Three more contacts were made before the end of the month along the division front. On 19 February CCF soldiers, in two-platoon strength, engaged KMC sentries forward of COP 33, located about a mile east of the action the previous week. After the initial exchange of small arms fire, the Koreans moved back to the outpost and called down supporting fires on the Chinese. Artillery and mortars tore into the attackers causing numerous casualties and forcing the enemy to withdraw. On the morning of 22 February, a raiding party from the 5th Marines assaulted a smaller enemy force at Hill 35A, approximately 1,300 yards southwest of the Ungok hills. In this second raid staged by the 5th Marines that month, assault troops (H/3/5) used flamethrowers in the early stages of the action to help clear enemy trenches of hostile grenade throwers.
Late the next night a 7th Marines unit, consisting of a reinforced platoon and four M-46 tanks, set out to raid Yoke, located near the peace corridor five miles north of Freedom Bridge. The assault against that position never came off. At 2137 as the B/1/7 platoon moved into preliminary positions on Hill 90, north of the ultimate objective, a Chinese company ambushed the patrol from three sides. When the Marines closed with the enemy in hand-to-hand fighting, a support platoon was sent from the MLR. After an intense 30 minute fire fight, the CCF began withdrawing at 0138. Enemy losses were listed as 45 counted KIA, 33 estimated KIA, and 35 estimated WIA. As a result of the assault, orders for the 7th Marines raid on Yoke were cancelled. Marine casualties numbered 5 killed, 22 wounded.
Whereas February was characterized by a marked increase in ground contacts between Marines and their CCF adversaries, during the first part of March the Chinese again assumed an inactive posture. Marine patrols reported few contacts. Except for a KMC raid on 3 March, little action that could be considered a sizable engagement took place until after midmonth. On the 16th there was a brief skirmish involving a 5th Marines combat patrol near Reno and a short fire fight between Carson defenders and an enemy squad. The next night a Chinese platoon, waiting near Vegas for a Marine patrol to pass by, was itself put to flight by the patrol.
Two encounters with the CCF on 19 March marked the heaviest action yet of the month. Early that morning, a predawn raid was staged by B/1/5 (Captain Theodore J. Mildner) at Hill 31A, one of the Ungok twin objectives in CLAMBAKE the previous month. The March ITEM raid employed 111 Marines. One platoon was to make the assault and the second platoon to support the operation and assist in casualty evacuation. Following a series of nearly a dozen air strikes on the objective and artillery preparation, Captain Mildner’s two assault platoons jumped off from the MLR check point at 0518. As usually happened in such operations, the preliminary fire drove the Chinese to reverse slope defenses. No enemy POWs were taken and at 0700 the Marine units disengaged, due to casualties sustained from enemy shelling and machine gun fire.[351]

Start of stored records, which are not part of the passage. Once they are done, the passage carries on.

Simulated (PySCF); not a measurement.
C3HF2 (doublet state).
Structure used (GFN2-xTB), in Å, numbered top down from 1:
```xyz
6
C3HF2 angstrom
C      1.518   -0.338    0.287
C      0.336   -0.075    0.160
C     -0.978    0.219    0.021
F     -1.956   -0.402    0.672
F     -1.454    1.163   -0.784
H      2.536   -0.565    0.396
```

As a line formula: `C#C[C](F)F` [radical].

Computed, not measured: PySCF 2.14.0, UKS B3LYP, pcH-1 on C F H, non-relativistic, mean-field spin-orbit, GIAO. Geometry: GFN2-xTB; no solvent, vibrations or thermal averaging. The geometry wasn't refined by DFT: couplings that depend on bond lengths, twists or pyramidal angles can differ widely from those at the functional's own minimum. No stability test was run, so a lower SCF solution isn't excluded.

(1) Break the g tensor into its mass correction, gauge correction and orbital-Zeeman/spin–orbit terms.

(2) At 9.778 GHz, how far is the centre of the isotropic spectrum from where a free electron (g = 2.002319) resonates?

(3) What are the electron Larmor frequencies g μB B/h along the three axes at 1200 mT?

[351] Prior to the raid various combinations of flamethrower fuels and pressure were extensively used. The purpose was to determine the maximum effective range of the flamethrower teams in order to “neutralize the hand-grenade throwing potential of the enemy, this being one of the major problems confronting assault elements on other raids.” Final tests resulted in flame being thrown more than 40 yards up hill. 1/5 ComdD, Mar 53, App. IVf, p. 3.
Earlier that same date, two attacks had been made simultaneously by the enemy on outposts in the center regimental sector, where the 1st Marines had relieved the 7th on 10 March. At 0105 one CCF company struck in the vicinity of Hedy while a second lunged at Esther, about 1½ miles east. When a G/3/1 reconnaissance patrol operating forward of COP Esther observed enemy movement, the Marines pulled back to the outpost, alerting it to the impending attack. After a heavy incoming artillery barrage, the enemy assaulted the outpost, but when a three-hour effort failed to carry the position, the attackers withdrew. By that time the Chinese company which had hit COP Hedy had also broken off the attack.
Actually the fight in Captain Carl R. Gray’s Company H sector, to the rear of Hedy, was mainly at the MLR, for the Chinese indulged in merely a brief fire fight at the latter outpost, bypassing it in favor of a crack at JAMESTOWN. The main line of resistance failed to yield to the enemy thrust, which was supported by 2,400 rounds of mortar and artillery fire along the MLR and outposts.
After being thwarted by Hedy-Esther defenses, the enemy shifted his efforts westward to the 1st KMC area. The Korean regiment received the brunt of the enemy’s minor infantry probes immediately preceding the Nevada Cities battle. Late on 25 March a series of skirmishes broke out in the 1st Marines sector between one-or-two platoon size Chinese infantry forces and Marine outpost defenders. Following a quiet daylight spell on the 26th, the Chinese resumed the offensive with a probe at COP Dagmar. This coincided with what developed into a massive regimental assault unleashed against Carson, Reno, and Vegas, outposts in the 5th Marines sector, to the right. There Colonel Walt’s regiment would shortly be the target of the bloodiest Chinese attack to date on the 1st Marine Division in West Korea.